Explore how a fraud detection solution using soft decline can help your institution combat application fraud.
When people think of guard dogs, they often think of breeds like Alsatians or Dobermans. But while Alsatians will make all kinds of noise and become exercised in the presence of intruders, Dobermans behave quite differently.
A Doberman will happily let intruders into the building they’re protecting, but they are equally keen that their uninvited guests don’t leave. Perhaps surprisingly, this approach applies particularly well to banking application fraud. Let me explain.
Identity fraud continues to grow and the arrival of digital channels is bringing a whole new scale to an old crime. These two trends combine to make it easy, cost effective and low-risk for criminals to perpetrate application fraud.
With the low black-market cost and high availability of personal identifiable information (PII) and stolen identities on the dark web, fraudsters have changed their focus to application fraud for credit cards, personal loans, and deposit products.
The anonymity and ease of online and mobile applications helps fraudsters use stolen or synthetic IDs to gain credit, bust out funds, and disappear. The other rising trend – specific to the digital channel – is the use of compromised credentials for the purposes of Account Takeover.
Competing pressures in financial services
There are competing pressures in financial services; institutions must balance onboarding new clients to grow the book of business with the risk of fraud losses. Customers have decided they want a robust digital channel for banking, with instant access to products and services. This trend will only continue given that there are already 100 million digital natives in the United States, Canada and the UK alone and their ranks continue to grow.
For these customers, immediacy is the expectation, with smartphones the default for both interaction with one’s bank and making transactions. And with more competition and regulation to streamline bank-switching, institutions need to reduce points of friction such as paper-based applications, mandatory branch visits and overly complex questions that cause abandonment. However, fraudsters are feeding off the anonymity these conditions provide.
Too many declined applications impedes growth and costs time and money, and it can also unnecessarily inconvenience legitimate customers. In the US, it also inconveniences banks; under the Equal Credit Opportunity Act (ECOA), banks must tell customers why their application was rejected – or that they have the right to find out.
Keeping the good customers happy and the bad actors out is, needless to say, more complicated than it might first seem. But creating a gate at the point of application is not the only way.
Dobermans, Application Fraud and Account Monitoring
So can a fraud detection system work without slowing down growth and providing a frictionless experience for honest customers?
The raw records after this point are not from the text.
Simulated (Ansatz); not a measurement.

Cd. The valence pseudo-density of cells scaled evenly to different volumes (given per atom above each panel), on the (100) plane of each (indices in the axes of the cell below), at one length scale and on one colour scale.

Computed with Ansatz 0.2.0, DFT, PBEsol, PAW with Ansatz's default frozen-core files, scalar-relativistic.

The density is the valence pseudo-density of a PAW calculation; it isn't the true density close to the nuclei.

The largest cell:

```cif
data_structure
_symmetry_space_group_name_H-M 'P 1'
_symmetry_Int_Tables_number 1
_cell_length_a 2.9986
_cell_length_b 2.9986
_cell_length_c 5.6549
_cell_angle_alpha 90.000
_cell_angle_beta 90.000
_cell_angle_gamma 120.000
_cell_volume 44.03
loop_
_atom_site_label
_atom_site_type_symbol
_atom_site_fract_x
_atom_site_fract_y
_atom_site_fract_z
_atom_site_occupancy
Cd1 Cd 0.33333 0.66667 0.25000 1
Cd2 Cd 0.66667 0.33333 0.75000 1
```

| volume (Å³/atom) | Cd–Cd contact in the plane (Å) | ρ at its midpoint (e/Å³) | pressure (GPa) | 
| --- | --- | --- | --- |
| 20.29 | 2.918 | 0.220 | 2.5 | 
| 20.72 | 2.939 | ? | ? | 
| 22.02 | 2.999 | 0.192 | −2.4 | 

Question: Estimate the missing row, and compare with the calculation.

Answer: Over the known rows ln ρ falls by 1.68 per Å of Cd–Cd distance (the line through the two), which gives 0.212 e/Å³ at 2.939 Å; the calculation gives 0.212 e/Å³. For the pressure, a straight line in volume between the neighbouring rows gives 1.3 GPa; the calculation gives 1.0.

One way to do this is with a soft decline, which doesn’t reject an application outright but can flag the application for review by the origination system, which may approve the new account with ongoing post-book account monitoring. Remember the doberman?
A robust Application Fraud and Account Monitoring system gives institutions the tools to better understand customer risk. This works from the application and throughout the account lifecycle by looking at suspicious details and customer relationships, as well as customer behaviour while ensuring legitimate customers have a smooth experience.
Just like a Doberman, a fraud detection system can let an application through, then continue to monitor the account for behavior indicative of Early Term Default, Bust-out Fraud, or Account Take Over. Just like the Doberman – if you let them in, don’t let them out!